The first thing that popped into my head one day was the last stanza of this poem, which was partly inspired by the taunting song of the Gingerbread Man.

I was looking for magazines in England that published short stories and poetry, when I came across one that was looking for poems about isolation. Although I haven't submitted any of my work to be published, I still thought of continuing my poem.

I tried to make the whole poem rhyme at first, but eventually I gave up and made only the last stanza rhyme (rhyming poetry was never my strongest suit).

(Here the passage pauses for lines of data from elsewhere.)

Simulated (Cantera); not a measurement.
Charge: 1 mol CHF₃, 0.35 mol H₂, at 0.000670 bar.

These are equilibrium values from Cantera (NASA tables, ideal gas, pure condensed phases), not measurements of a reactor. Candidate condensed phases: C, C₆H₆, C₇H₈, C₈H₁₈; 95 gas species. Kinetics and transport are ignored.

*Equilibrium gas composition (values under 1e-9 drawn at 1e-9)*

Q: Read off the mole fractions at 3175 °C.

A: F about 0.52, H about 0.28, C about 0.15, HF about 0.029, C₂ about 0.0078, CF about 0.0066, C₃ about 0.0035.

The poem is inspired by a lot of things in my life:

The lonliness of my last two years of high school

The feeling of being out of place as a person with dual nationality who lived in two different countries (born in the Phillippines, lived in Egypt, currently in England)

My own tendency to enjoy solitude and to wander around from place to place just to be alone.

Not to mention the number of transient relationships I have had with people who I probably will never see again.

I'm not sure how well it turned out, but comments and suggestions are welcome.

Let me know what you think, and hope you enjoy it!

The preview image is (c) of :iconintao:
--------------------------------------
EDIT

Questions for :iconthewrittenrevolution:

1.) How do you feel about the structure of the stanzas? Does it read too much like prose?

2.) Are there any parts that don't make any sense?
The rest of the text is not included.